[Techtalk] serverless IP assignment?

Malcolm rannirl-lc at otherkin.net
Mon Feb 11 17:33:27 EST 2002


On Monday 11 February 2002 04:32 pm,  Raven, corporate courtesan wrote:

> 	Are the externals of the systems all the same?  

Yes.

> And do you
> control the IP space, or are you having to customize it to use addresses
> out of some block that the customer owns?

I have control over the IP space (it's set up on one of the "internal use 
only" IP ranges).

> 	If you can somehow differentiate the externals of the boxes,

Not an option.

> this may not be an option for you.  Of the IP space that you're using
> addresses from, are there other customer boxes already up in this space,
> or is it only conflicts with your own boxes that you have to worry
> about?

There is a potential for one non-our box existing on the network. It's IP is 
known before hand however so we can avoid that IP. 

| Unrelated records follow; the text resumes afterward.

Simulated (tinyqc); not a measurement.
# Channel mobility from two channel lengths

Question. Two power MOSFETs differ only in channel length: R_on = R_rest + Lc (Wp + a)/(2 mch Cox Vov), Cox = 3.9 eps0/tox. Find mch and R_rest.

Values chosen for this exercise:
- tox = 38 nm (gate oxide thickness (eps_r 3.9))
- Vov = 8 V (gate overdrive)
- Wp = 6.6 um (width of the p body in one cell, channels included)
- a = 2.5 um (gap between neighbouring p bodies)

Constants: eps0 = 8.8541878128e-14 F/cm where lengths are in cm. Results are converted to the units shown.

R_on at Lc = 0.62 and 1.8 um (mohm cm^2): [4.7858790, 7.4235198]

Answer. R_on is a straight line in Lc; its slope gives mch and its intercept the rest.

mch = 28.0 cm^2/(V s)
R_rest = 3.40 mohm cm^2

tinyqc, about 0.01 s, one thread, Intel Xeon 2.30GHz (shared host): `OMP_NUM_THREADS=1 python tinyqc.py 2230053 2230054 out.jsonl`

> > Basically I have no control over the actual environment. The boxes are
> > shipped to the locations and installed by the end users. There are
> > essentially no techs on location. The users may add or remove boxes at
> > random, or not turn one on, etc.

> 	Is there any (logical to your product) reason why they would do
> this, or is it just "users will be users, and break any system in
> inventive ways without ever reading the docs"?

There is logical for product reason for people to add new boxes, remove ones 
that break, move them around the phyisical network (or between locations 
owned by them). Having them forget to turn a machine on, or only run part of 
their network at some times, is also likely.

> > I don't. As far as I know, you can ping with a conflicting IP (you'll
> > just get packets meant for other people too).

> 	And sometimes (depending on network topology and what your
> switches are) you won't get any pings back.  

Topology is basically everyone on the same subnet. No routers or anything to 
worry about. Sometimes the boxes may be run as standalone machines (no 
network at all).

> Even possibly booting with
> a duplicate IP is a bad idea -- some switches will turn off both ports,
> and neither box will have connectivity.  

Not a problem as there's no switches involved.

> It will usually work, but is sub-optimal design.  

I know, which is why I'm looking for a better solution.

> work".  Is it too much to hope that you can put in the SLA for your
> product, "You must have X free IP addresses for us to use to use our
> product.  You must tell us what they are."?  

Free IPs are not the problem (see above).

> I don't know how much control you have over the actual hardware design.

None basically. Half the systems concerned are legacy systems, so even if I 
did, I have no ability to retrofit hardware on those already in the field.